Hacker News new | ask | show | jobs
by thermodynthrway 2893 days ago
You might be right but I have doubts. Most weapons are INS guided despite the long fly times of cruise missiles etc. ITAR has a massive chilling effect on development, I wouldn't be surprised if we had error rates of less than a meter a day in mobiles if development wasn't severely curtailed
6 comments

This works the other way - you get to prove your assertion that inertial navigation could work with cheap miniaturized sensors. Anyone can cast a doubt without proof.

If your acceleration sensor is off by 1 part per million, 9.8 m/s^2 (i.e. gravity) will turn into a positioning error of ~73km in one day.

Cruise missiles combine (using Tomahawk as an example) GPS, visual terrain-matching, radar terrain-matching, and INS. Because they know INS needs those constant corrections.
> Most weapons are INS guided despite the long fly times of cruise missiles etc.

And because of a long fly time or imprecise initial reference point (a submarine is floating) some do corrections. One of the coolest one for ICBMs is to use celestial navigation to correct errors. They'd have a window with a camera and would "look" for a few stars.

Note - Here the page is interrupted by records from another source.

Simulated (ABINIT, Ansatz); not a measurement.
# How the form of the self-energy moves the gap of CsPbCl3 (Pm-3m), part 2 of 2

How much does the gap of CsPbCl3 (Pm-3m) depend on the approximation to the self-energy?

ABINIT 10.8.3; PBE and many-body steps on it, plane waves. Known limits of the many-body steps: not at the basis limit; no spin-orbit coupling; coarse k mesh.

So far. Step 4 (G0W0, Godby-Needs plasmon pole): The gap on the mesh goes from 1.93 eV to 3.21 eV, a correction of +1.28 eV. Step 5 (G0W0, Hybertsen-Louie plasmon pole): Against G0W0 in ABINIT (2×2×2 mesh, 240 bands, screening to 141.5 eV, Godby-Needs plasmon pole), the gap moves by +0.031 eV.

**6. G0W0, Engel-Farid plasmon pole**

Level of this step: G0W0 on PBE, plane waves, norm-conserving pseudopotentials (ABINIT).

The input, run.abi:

Drift is over a given time, not distance. Missiles generally have an very short fly time, even if they're going really far.
Cruise missiles are very different from (quasi-)ballistic or anti-aircraft missiles - they fly at subsonic speeds at low altitudes (usually using a turbojet) to avoid interception. For example, the classic Tomahawk flies at ~900km/h, with the long-range variants having a range of 2500km, giving a maximum flight time on the order of hours, and so a pure INS drift on the order of low hundreds of meters.
sensor fusion combines multiple sensors with different characteristics such as:

- GPS; widespread, low accuracy

- INS; always available, high short-term accuracy, terrible long-term accuracy

- terrain-matching: large-scale corrections.

The different characteristics allow one sensor to correct another to a degree to produce an overall stable position.